March Research Round-up on Metacognitive Strategies, Well-Being and Self-Regulated Learning

As the spring term comes to a close, Thinking Matters brings you our latest Research Round-up. This month the highlighted books and articles focus on metacognitive strategies, retrieval practice, well-being and self-regulated learning.

Holiday Reading Recommendations:

Learning Habits

Atomic Habits by James Clear is a popular science international bestseller on how to make and break habits. It is based on good evidence and has obvious interest to anyone wanting to make small changes that can have a big impact on outcomes – There are lots of gems for teachers to take into their classrooms too.

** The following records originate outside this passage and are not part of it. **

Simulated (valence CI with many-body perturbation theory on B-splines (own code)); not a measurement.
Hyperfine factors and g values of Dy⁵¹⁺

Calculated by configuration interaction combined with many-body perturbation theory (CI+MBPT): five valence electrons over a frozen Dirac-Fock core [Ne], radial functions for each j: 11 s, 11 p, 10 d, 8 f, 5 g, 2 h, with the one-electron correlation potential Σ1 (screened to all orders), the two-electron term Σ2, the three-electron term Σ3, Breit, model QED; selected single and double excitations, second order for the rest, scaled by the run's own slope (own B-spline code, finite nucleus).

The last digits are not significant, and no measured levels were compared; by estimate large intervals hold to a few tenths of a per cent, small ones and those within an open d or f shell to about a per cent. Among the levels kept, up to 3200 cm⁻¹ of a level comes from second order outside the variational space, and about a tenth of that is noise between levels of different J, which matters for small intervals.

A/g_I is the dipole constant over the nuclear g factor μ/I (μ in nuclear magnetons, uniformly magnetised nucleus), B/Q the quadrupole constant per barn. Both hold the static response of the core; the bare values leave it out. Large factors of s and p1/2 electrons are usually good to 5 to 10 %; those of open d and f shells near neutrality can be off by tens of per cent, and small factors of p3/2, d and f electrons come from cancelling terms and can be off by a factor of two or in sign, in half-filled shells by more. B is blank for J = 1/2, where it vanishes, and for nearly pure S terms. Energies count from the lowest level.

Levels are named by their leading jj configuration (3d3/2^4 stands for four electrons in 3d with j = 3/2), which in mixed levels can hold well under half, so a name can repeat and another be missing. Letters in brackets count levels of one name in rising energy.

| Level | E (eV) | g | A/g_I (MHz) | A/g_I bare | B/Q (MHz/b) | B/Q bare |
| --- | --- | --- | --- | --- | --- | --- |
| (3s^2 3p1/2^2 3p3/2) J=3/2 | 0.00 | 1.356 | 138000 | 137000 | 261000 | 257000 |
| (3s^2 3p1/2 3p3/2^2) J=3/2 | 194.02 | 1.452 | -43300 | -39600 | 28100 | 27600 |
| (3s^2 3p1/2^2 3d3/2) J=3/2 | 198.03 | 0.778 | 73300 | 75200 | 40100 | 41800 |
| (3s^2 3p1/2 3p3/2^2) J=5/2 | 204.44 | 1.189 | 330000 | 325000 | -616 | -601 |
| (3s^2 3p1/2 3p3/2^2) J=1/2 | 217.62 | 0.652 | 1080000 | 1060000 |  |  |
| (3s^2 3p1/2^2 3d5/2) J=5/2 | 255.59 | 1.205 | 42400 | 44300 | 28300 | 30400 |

One of the takeaways from Atomic Habits is “If you want to learn something, teach it“. So, here is some useful research showing how that can be structured in a classroom environment in a way that ties in with retrieval practice. In a nutshell, at the start of a lesson a pair of students work together to recap the previous lesson to the rest of the class using a range of visual materials and low stakes quizzing.

Student-led Recaps and Retrieval Practice: A Simple Classroom Activity Emphasizing Effective Learning Strategies

-Amy Jo Stavnezer & Barbara Lom

Build Good Habits and Break Bad Ones

Metacognition, Self-Regulation & Well-Being

Self Regulation in Education by Jeffery A. Greene looks at the why, what and how of self-regulated learning and self-regulation in an education context. He is clear that it can and should be taught as is clearly emphasised in the EEF’s Guidance Report on Metacognition and Self-Regulated Learning.

That message is backed up by this piece of research which emphasises that education settings should “….promote self-regulation abilities at early ages, as it is a preventive factor for future well-being and against mental disorders such as anxiety and depression and behavioural disorders including self-harm and suicidal ideation in adolescence.

Self-Regulation and Students Well-Being: A Systematic Review 2010–2020

– Susana Rodriguez, Rocio González-Suárez, Tania Vietes, Isabel Piñeiro & Fátima M. Díaz-Freire

Jeffrey A. Geene

Metacognitive and self-regulating learning behaviours boosts self-efficacy, self-esteem and resilience in learning. To explore how your school can help to develop a growth mindset with self-regulating learning, book a conversation with one of our experienced consultants.

Learning Habits

In terms of teacher wellbeing – a TES survey, carried out this month, showed that 44% of school staff ‘do not feel valued at work’. We receive great feedback from teachers who have been offered the opportunity to use Motivational Maps by their leadership teams – and so we thought we’d end the term by offering one FREE to each school who’d like to try one. The typical comment is that it makes those who are given the chance to take one (and discuss it afterwards) a feeling of being genuinely valued as individuals, by their organisations. Motivational Maps help stimulate authentic conversations around intrinsic personal motivators for both staff and students.  Try it out!

Metacognitive Strategies & Multi-Modal Learning

Want increased participation?

You’d expect Project Zero’s Thinking Routines to be backed up by evidence and so it was good to recently get a reminder that one of the best known routines, the metacognitive strategy ‘Think-Pair-Share’, is shown to have resulted in a 70% increase in student’s willingness to respond to a teacher’s questions. It promotes Metacognition through first allowing time for thinking (rather than hands straight up), listening or questioning peers to refine and identify key points before sharing. If you want to overcome your student’s reticence to participate in class discussion: giving them a partner to bounce their ideas off first seems to be a winner.

Think and pair before share: effects of collaboration on students in-class participation

– Lukas Mundelsee &  Susanne Jurkowski

What power does combining words and actions generate on being able to remember vocabulary?

Thanks to Edutopia’s wonderful ‘The Research Is In‘ facility which flagged a fascinating study looking at the impact of multi-modal learning. What power does combining words and actions generate on being able to remember vocabulary? Lots is the answer (an effect size of 1.23 for those who deal in that currency). So, if you want your learners to remember the word aeroplane then get them to act out flying around like… an aeroplane.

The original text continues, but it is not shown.